I have a number of other cards I’d like to test out, but I was wondering if anyone else has tested any and found them to work (either Nvidia or AMD).
I just plugged in my RTX 8000 and tried the latest Nvidia Professional driver for aarch64, version 525.105.17, but when it tries initializing the GPU, dmesg outputs:
[ 477.995897] NVRM: GPU 000d:01:00.0: RmInitAdapter failed! (0x24:0x65:1423)
[ 477.995979] NVRM: GPU 000d:01:00.0: rm_init_adapter failed, device minor number 0
I am able to get video output over DisplayPort, and Ubuntu 22.04 sees the card just fine, but it doesn’t seem to be able to use any card features, and nvidia-smi returns No devices were found.
I know cloud providers are pairing up Altra Max with cards like the A100, so there must be known-good combinations. Do I have to drop back to Ubuntu 20.04 to make things work?

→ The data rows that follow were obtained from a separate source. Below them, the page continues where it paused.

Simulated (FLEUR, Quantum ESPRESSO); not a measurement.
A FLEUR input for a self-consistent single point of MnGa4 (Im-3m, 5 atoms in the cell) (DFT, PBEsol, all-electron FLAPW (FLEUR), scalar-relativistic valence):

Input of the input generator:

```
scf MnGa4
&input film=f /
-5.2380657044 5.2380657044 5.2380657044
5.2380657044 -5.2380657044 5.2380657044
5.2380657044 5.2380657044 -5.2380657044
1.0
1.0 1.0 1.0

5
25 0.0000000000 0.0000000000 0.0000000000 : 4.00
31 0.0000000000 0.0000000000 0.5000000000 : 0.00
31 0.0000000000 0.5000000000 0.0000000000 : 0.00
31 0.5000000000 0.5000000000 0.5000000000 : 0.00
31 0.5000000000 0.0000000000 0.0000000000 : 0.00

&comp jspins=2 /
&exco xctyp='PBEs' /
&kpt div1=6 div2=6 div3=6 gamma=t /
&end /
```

from what I can tell, Ampere has some of the same memory mapping / caching issues (related to write combining, etc.) again, which you’re already very familiar with
The good news is, there are some hacks/workarounds:
Those won’t be good for performance at all, but it could (should?) work.
What kernel version are you using? You might even want to just compile yourself a linux/master kernel.
There was some work on AMD GPU support on Arm64 in the recent 6.2 kernel release, so you might even give your AMD GPU a shot with a very recent kernel.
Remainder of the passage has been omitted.